The Senate passed the measure early this morning by a vote of 77-23, after the House approved it yesterday, 296-133.
Passage followed solemn debate in both chambers -- spending three days in the House and about a week in the Senate -- about the consequences of authorizing a pre-emptive attack on Iraq. The resolution allows Bush to use force, acting alone if necessary, to protect the United States from threats posed by Iraq and to enforce United Nations mandates that Saddam Hussein has defied.
Under the measure, Bush could attack Iraq so long as he certified to Congress in advance -- or no more than 48 hours afterward -- that diplomatic efforts had failed and that the use of force would be consistent with the war on terrorism.
The president wanted overwhelming votes in Congress as a way to show the world -- and the United Nations -- that America is unified in its willingness to disarm Hussein of his weapons of mass destruction.
"The House of Representatives has spoken clearly to the world and to the United Nations Security Council," Bush said after the vote. "The gathering threat of Iraq must be confronted fully and finally."
The House vote, though, included a thinner base of Democratic support than many had expected. Nearly two-thirds of Democrats voted against the resolution, going against their leader, Rep. Richard A. Gephardt of Missouri. In the Senate, by contrast, a majority of Democrats supported the measure.
Bush has said repeatedly that the resolution's passage does not guarantee that he will launch an attack. He has said he will do so only as a last resort, if Hussein continues to ignore demands that he disarm. Still, lawmakers cast their votes with the understanding that the resolution could lead to an open-ended war with Iraq.
"These questions go directly to who we are as a nation. How we answer them will have profound consequences -- for our nation, for our allies, for the war on terrorism, and -- perhaps most importantly -- for the men and women in our armed forces who could be called to risk their lives because of our decisions."
Senate debate stretched into the night, as members of both parties exercised their rights to be heard on a measure of historic magnitude. Broad approval was not in doubt, though, even as Democrats made several unsuccessful efforts to narrow the authority they were granting Bush.

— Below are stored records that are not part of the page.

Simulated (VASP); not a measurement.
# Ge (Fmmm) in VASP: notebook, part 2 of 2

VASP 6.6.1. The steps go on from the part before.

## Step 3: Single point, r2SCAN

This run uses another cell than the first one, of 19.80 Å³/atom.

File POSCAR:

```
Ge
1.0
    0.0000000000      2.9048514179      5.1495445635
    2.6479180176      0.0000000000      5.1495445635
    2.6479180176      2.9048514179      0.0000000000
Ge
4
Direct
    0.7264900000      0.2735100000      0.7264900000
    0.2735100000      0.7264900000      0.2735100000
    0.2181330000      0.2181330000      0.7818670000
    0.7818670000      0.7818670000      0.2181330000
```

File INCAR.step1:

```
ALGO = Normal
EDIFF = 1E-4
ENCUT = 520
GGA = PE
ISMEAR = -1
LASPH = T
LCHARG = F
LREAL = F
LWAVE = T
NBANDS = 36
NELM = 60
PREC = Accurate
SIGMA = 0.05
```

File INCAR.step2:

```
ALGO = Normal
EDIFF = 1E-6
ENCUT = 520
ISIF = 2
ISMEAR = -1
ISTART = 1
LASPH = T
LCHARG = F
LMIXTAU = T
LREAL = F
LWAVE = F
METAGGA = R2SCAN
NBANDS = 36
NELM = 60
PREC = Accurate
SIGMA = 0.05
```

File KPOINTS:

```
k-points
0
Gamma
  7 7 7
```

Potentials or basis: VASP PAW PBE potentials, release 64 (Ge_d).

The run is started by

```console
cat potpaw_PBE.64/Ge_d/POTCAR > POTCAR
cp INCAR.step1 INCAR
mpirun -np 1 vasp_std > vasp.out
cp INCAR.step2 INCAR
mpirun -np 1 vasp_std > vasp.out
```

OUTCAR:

But the wide margins of support in both chambers masked an uneasiness among many -- particularly Democrats. Some argued that in a pre-election atmosphere, after persistent calls from an administration intent on striking a hawkish stance on Iraq, Congress had too readily yielded its prerogatives and handed too much authority to the president.
'A grave disservice'
"The outcome is certain, the ending has been scripted: The Senate will vote, and the Iraq resolution will pass," said Sen. Robert C. Byrd, a West Virginia Democrat who was one of the measure's staunchest opponents and who helped delay the Senate vote far into the night.
"The Senate, in following this preordained course of action, will be doing a grave disservice to the nation, and to the Constitution on which it was founded."
Many opponents blamed Bush, and the pressure his administration imposed to approve a resolution before the November elections, for what they characterized as a rush to judgment on an overly sweeping authorization. They also acknowledged that the bipartisan support of congressional leaders for the resolution had made it hard for their voices to be heard.
"The leaders -- all of them, in both parties -- could have gotten us a better deal, and they didn't," said Rep. Benjamin A. Cardin, a Baltimore Democrat who voted against the resolution. "Congress made a mistake. We gave [Bush] far too much power. It becomes an historic mark against Congress in yielding too quickly to an entirely new foreign policy."
The resolution was backed in the House by 215 Republicans and 81 Democrats; opponents included 126 Democrats, one independent and six Republicans, including Rep. Constance A. Morella of Montgomery County.
The rest of the state's delegation -- Reps. Roscoe G. Bartlett of Western Maryland, Robert L. Ehrlich Jr. of Baltimore County and Wayne T. Gilchrest of the Eastern Shore, all Republicans, and Reps. Steny H. Hoyer of Southern Maryland and Albert R. Wynn of Prince George's County, both Democrats -- voted for the measure.
In the Senate, 29 Democrats joined 48 Republicans in support of the measure, while Rep. Lincoln Chafee of Rhode Island and independent James M. Jeffords of Vermont joined 21 Democrats, including both of Maryland senators, Paul S. Sarbanes and Barbara A. Mikulski, in voting 'no.'
U.S. officials are locked in difficult negotiations with the other veto-bearing members of the U.N. Security Council on a resolution that would force Hussein to disarm. The United States and Britain favor a tough measure requiring unfettered weapons inspections and authorizing the use of force if he did not comply. France has resisted that approach.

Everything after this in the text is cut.